It’s important for us to find meaning in our rituals and traditions. After all, that’s what they are for. But they are not why we worship.We worship God because we are people of faith, and as people of faith, we show our thankfulness to God for our salvation through acts of worship and service to others. Worship strengthens our faith and unites us as the body of Christ. We believe that reading, re-telling, and singing the stories of Jesus helps us to see him at work in the world around us and unites us with the church of every time and place. We believe that through the act of receiving communion, our faith is nourished, our sin is forgiven, and we are called to new life. 

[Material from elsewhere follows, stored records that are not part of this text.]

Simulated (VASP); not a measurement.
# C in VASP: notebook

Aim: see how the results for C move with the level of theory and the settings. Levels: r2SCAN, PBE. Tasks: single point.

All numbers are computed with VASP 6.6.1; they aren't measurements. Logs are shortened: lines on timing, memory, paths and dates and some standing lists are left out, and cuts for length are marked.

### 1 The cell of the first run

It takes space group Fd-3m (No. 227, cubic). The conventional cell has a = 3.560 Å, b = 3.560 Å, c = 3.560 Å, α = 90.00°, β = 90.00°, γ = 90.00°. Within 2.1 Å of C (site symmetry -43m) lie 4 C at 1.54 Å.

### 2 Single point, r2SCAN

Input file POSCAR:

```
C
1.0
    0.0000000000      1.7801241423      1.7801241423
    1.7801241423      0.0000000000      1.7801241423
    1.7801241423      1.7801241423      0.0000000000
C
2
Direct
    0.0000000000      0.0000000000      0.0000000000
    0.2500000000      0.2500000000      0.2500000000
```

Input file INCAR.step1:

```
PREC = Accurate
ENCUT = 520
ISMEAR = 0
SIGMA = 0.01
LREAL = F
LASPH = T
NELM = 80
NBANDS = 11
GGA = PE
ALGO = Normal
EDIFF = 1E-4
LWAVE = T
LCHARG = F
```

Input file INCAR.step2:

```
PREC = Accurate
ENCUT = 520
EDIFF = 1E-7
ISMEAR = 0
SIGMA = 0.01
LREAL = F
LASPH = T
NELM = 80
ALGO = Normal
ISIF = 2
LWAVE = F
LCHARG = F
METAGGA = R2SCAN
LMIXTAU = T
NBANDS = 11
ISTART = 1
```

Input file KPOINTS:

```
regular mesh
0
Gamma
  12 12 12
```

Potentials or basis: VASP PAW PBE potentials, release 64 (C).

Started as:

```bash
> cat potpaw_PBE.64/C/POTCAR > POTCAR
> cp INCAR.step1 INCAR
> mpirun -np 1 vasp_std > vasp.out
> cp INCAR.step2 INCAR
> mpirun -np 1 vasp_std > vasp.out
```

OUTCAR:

These are the bones, the structure, the framework. THAT we worship is for God. HOW we worship is for us. The form that our traditions and rituals take – that is how we find meaning in our lives, how we understand God at work in us and in the world around us. And while this is important, it’s equally as important to understand that God is not bound by our traditions. Jesus Christ comes to us this night, and every night, in the midst of the busyness of life, candle light or no. The question is, do we see it, or do we only see Christ’s birth in the midst of our quiet and reflection?Do we need to be disrupted by God?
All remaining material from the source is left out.